I am reading Shannon's famous paper and I stuck on "It is easily shown that" part. More precisely I mean the inequality $$H(X, Y)\leq H(X) + H(Y),$$ where $X, Y$ are some discrete random variables. Following the paper we have that $$H(X,Y)=-\sum_{ij}p(i, j)\log(p(i,j)) \\ H(X)=-\sum_{ij}p(i, j)\log\left(\sum_{k}p(i,k)\right) \\ H(Y)=-\sum_{ij}p(i, j)\log\left(\sum_{l}p(l,j)\right)$$ And if we sum $H(X) + H(Y)$ we get that $$H(X) + H(Y) = -\sum_{ij}p(i, j)\log(p(i)p(j)).$$ And this is where I stuck. It is obvious from the above that if $X,Y$ are independent then the equality holds. However, the inequality is a different story. In general $p(i,j)$ and $p(i)p(j)$ are incomparable by simple inequality, thus some other methods must be used.
What is the most straightforward proof of this inequality? (Or if one knows, what proof Shannon had in mind?). Shannon states the inequality before defining conditional entropy $H_X(Y)$ so I suspect that it in fact this should be easy... or did he lie?

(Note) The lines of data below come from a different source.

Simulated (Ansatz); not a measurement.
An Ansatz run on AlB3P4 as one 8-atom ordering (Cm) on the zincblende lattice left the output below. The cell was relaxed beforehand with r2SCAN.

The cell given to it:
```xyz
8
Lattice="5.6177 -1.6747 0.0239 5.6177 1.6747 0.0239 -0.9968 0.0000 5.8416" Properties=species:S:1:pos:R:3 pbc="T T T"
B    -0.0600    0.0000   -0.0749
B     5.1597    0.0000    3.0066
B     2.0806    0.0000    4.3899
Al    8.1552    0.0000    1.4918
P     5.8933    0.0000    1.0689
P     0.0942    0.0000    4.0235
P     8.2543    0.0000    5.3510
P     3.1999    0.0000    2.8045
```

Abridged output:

Rearrange the inequality so that one side is zero. Write the other side as a single sum over $i$ and $j$. Use the facts that the sum of two logs is the log of a product, and the difference of two logs is the log of a quotient to replace the three logarithmic terms by a single one. Use convexity of the logarithm.
EDIT: To explain the convexity part, consider that the graph of $\log_a x$ is concave down, for $a>1$. It follows that for all $x_1, x_2 > 0$ and all $s_1, s_2 \in [0,1]$ such that $s_1+s_2=1$, we have that $s_1 \log_a x_1 + s_2 \log_a x_2 \leq \log_a (s_1 x_1 + s_2 x_2)$. This inequality can be extended by induction from $2$ $x$ and $s$ pairs to $n$. In our case, the $p(i,j)$ play the role of the $s_i$.
EDIT 2: The above yields a bound of $\log_a 1$, i.e. of zero.